How to Use the Lync Server 2013 Stress and Performance Tool for Realistic Load Testing

Troubleshooting and Interpreting Results — Lync Server 2013 Stress and Performance Tool

Validate topology: ensure Front-End, Edge, Mediation and PSTN gateways match your production design.
Clock sync: all test machines, servers, and gateways use NTP and are within 1–2 seconds.
Certificates & DNS: service certificates valid; internal/external DNS records resolvable by test clients.
Resources: CPU, memory, disk I/O and NIC interrupts on servers and generators are not saturated.
Network: verify MTU, QoS, and sufficient bandwidth between load generators and target servers.

High SIP error rates (4xx/5xx)
- Cause: misrouted requests, authentication problems, insufficient server capacity, invalid SIP URIs.
- Fixes: check topology and routing, confirm service account credentials, increase Front-End capacity or reduce simulated user rate, inspect Snooper/centralized logs for exact SIP responses.
Call setup failures or one-way audio
- Cause: NAT/firewall blocking RTP, incorrect media ports, codec mismatches, missing SRTP keys.
- Fixes: open required RTP ports on firewall, validate media bypass and SRTP settings, confirm codecs negotiated in SIP SDP, capture media with Wireshark/Snooper.
High latency or jitter for media
- Cause: network congestion, insufficient CPU on media path, virtualization host contention.
- Fixes: measure path latency and packet loss, enable QoS, move media processors to dedicated hardware or adjust VM resources.
Address Book, ABS or UC services failing
- Cause: incorrect ABS web services URLs, auth failures, expired tokens.
- Fixes: test with Test-CsAddressBookWebQuery, examine Front-End logs and IIS logs for ⁄₄₀₄, fix certificates and URLs.
Load generator instability
- Cause: insufficient generator resources, improper provisioning, DNS/certificate issues for test accounts.
- Fixes: scale out generators, re-run provisioning with UserProvisioningTool, verify generator machine time and network access.
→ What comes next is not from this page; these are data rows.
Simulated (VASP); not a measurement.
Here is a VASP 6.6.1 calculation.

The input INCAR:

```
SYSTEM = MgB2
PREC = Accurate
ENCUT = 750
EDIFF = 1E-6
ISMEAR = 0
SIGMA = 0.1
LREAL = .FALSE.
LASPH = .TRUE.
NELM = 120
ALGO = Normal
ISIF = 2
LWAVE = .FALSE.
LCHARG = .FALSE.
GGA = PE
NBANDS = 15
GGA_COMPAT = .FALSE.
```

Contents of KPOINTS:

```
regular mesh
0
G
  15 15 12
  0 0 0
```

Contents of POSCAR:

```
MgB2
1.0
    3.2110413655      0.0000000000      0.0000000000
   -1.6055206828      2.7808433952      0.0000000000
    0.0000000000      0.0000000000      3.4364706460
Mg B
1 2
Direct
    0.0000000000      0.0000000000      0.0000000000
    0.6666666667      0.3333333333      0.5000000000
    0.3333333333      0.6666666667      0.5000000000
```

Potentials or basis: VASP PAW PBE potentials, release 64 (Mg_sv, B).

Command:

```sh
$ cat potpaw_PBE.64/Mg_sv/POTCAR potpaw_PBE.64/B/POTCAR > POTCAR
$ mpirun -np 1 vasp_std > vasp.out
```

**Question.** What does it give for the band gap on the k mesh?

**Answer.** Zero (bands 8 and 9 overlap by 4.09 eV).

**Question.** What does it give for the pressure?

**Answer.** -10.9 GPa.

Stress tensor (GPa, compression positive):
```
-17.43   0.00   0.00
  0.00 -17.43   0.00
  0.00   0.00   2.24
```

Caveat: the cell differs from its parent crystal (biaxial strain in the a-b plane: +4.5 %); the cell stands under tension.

Centralized Logging + Snooper: primary for SIP dialog analysis and call-flow diagrams.
LyncPerfTool logs (consolidated.csv, scenario logs): use for aggregated metrics and error counts.
Windows Performance Monitor (PerfMon): CPU, Memory, Disk Queue Length, Network Interface counters on Front-End, Mediation, and edge.
Wireshark: packet-level RTP/SIP troubleshooting, measure jitter/packet loss.
IIS and Event Viewer: service-level errors, certificate problems, and event IDs.

Success rate: target ≥ 99% for call establishment/IM delivery depending on SLA.
Average call setup time: baseline from production — typical target < 500–1000 ms for SIP INVITE→200 OK in same LAN.
CPU utilization: keep < 70–80% on Front-End during steady-state.
Memory & handle usage: no steady growth (memory leak) across long runs.
RTP packet loss/jitter: packet loss < 1–2%, jitter < 30 ms for acceptable voice quality.

consolidated.csv: aggregated transaction counts, success/failure counts — sort by failure reason to find hotspots.
Scenario-level reports: compare different workload mixes (IM vs AV vs conference) to see which workload triggers failures.
SIP trace call-flow diagrams: follow failing dialog path; identify where 4xx/5xx originate.
PerfMon timelines vs test timeline: correlate spikes in CPU, disk, or NIC drops with increases in error rates.